The one thing I can’t quite figure out here is which is the misinformation and which is the disinformation. In any case, both are wrong!
The rest of what I have to say, I’ve already said. But, so readers don’t have to click the link below to access the previous post, I’ve pasted the entire thing below. Enjoy!
I was immediately intrigued the other day when a friend passed along a link to the recent technical report on the New York State growth model, the results of which are expected/required to be integrated into district level teacher and principal evaluation systems under that state’s new teacher evaluation regulations. I did as I often do and went straight for the pictures – in this case- the scatterplots of the relationships between various “other” measures and the teacher and principal “effect” measures. There was plenty of interesting stuff there, some of which I’ll discuss below.

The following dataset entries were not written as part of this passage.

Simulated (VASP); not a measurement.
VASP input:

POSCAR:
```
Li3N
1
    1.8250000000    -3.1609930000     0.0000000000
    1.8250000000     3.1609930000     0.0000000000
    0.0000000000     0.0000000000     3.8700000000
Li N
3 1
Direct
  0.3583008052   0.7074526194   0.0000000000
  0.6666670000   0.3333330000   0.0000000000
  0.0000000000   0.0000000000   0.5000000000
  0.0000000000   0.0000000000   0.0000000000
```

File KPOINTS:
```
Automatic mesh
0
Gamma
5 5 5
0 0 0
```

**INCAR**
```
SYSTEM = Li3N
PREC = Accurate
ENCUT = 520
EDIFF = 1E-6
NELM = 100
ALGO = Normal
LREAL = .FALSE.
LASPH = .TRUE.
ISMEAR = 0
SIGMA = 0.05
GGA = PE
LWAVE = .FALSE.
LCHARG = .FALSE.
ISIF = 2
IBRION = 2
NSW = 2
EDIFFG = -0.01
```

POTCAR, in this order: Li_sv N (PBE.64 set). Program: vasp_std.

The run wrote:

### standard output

But then I went to the written language of the report – specifically the report’s (albeit in DRAFT form) conclusions. The conclusions were only two short paragraphs long, despite much to ponder being provided in the body of the report. The authors’ main conclusion was as follows:
The model selected to estimate growth scores for New York State provides a fair and accurate method for estimating individual teacher and principal effectiveness based on specific regulatory requirements for a “growth model” in the 2011-2012 school year. p. 40
Local copy of original DRAFT report: growth-model-11-12-air-technical-report
Local copy of FINAL report: growth-model-11-12-air-technical-report_FINAL
Unfortunately, the multitude of graphs that immediately preceded this conclusion undermine it entirely. but first, allow me to address the egregious conceptual problems with the framing of this conclusion.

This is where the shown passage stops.